The first question uses educ and sibs1 (both quantitative variables). educ ranges from 0 to 20 and captures the respondent’s educational attainment in number of years. We recoded sibs into sibs1 where 15 - 34 siblings are top-coded as 15 siblings. Use sibs1 for the rest of this assignment.
1.Generate a frequency table showing the distribution of the top-coded number of siblings variable (sibs1). Briefly describe. Interpret (in words) the relative frequency for having 2 siblings in terms of a ratio of some sort. (2-3 sentences) [5 pts]
2.Generate a histogram showing the distribution of respondent's educational attainment in number of years (educ). Paste your output. Briefly describe. (2-3 sentences). [5 pts]
3.Generate the mean, standard deviation, median and range for respondent education, mother’s education, and father’s education, by gender. Place results in a table and include the table in your response (you can copy/paste output directly from Stata or other software programs). Briefly describe key patterns and whether or not there are any noticeable differences by gender. (~3 sentences) [8 pts]
4.Perform an independent samples t-test to answer the question, do women have, on average, statistically significantly different education than men? Discuss key results. (2-3 sentences) [5 pts]
5.Perform another t-test to examine whether women have, on average, statistically significantly less income than men? Report significance level. Briefly interpret the 95% confidence interval. (2-3 sentences). [5 pts]
If you wish, prior to answering the next two questions, you can use the tabulate command to inspect the categories and relative frequencies for fehire [tab fehire]and eqwlth [tab eqwlth]. (Do not include in your responses.)
6.Analyze the relationship between the gender (sex) and views about female hiring and promotion in the workplace (fehire). Report the chi-square test statistic. Report key results and interpret the significance level (possible levels are “not significant”, p<.05, p<.01, or p<.001). (2-3 sentences) [6 pts]
7.Now, analyze the relationship between gender and the government’s role in reducing income inequality, as measured by the eqwlth variable (7-categories ranging from 1 to 7; 1=govt should reduce income differences; 7=no govt action). The eqwlth captures the level of agreement with the following statement: Government should reduce income differences.

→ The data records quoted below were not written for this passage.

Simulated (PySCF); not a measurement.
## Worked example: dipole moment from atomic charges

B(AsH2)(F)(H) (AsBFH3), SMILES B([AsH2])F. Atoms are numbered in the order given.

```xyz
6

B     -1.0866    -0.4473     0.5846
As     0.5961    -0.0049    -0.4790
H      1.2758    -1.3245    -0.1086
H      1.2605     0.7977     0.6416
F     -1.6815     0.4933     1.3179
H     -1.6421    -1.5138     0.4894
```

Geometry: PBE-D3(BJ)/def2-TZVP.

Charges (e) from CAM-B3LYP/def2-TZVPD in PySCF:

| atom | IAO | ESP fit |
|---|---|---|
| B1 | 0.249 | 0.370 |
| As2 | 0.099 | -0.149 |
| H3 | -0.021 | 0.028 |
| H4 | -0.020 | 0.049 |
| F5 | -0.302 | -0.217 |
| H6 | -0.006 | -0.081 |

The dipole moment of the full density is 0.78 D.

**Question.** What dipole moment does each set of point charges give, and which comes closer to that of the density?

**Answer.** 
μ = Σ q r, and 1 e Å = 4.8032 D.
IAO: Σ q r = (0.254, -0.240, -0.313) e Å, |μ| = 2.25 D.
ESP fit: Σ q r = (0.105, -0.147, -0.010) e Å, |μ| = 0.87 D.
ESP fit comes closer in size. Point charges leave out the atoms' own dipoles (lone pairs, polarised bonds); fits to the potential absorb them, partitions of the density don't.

8.Let's analyze bivariate relationships between sibship (sibs1), respondent's education (educ), and parent's education (maeduc and paeduc). Generate a correlation matrix. Paste your output. Briefly interpret. Should we be concerned about potential multicollinearity with a regression model that includes both father's and mother's education? Why or why would we not want to test for that? (3-4 sentences). [8 pts]
9.Next, perform a bivariate regression of education on number of siblings (x1=sibs1). Paste the output. (Each part can be answered in 1 sentence). [10 pts]
10.Let’s analyze how number of siblings and mother's education are related to educational attainment. This model simply adds mother’s education (x2=maeduc) to our previous model (in Question 9). Paste the output. [5 pts]
11.Perform a multiple linear regression model of respondent’s income in constant dollars (realrinc) on education and gender. Paste the output. [8 pts]
12.Now, we'll run the same model that we just performed in Question 10 except that we’ll now treat mother's education as a categorical variable rather than one measured in number of years of education. macoldeg is a binary variable coded 1 if the respondent's mother received a BA degree or higher and coded as 0 if otherwise. [5 pts]
13.Now, let's use a 4-category measure for mother's education; this one categorizes by highest degree.
14.Finally, let’s add father's education (x3=paeduc) to the model we ran in earlier in Question 10 where we treated mother’s educational attainment as a quantitative variable (maeduc).
15.Find the standardized partial coefficients for the previous model. (each part 1-2 sentences)
16.Let’s say that we are analyzing the relationship between X and Y. Even though the relationship between the two variables is linear, we notice that the predicted Y is higher for secondary vs elementary grade students from high-SES families, but lower for secondary vs elementary students from lower-SES families. How is this possible? If we were modeling this relationship in OLS regression, what would we need to include? (2-3 sentences) [5 pts]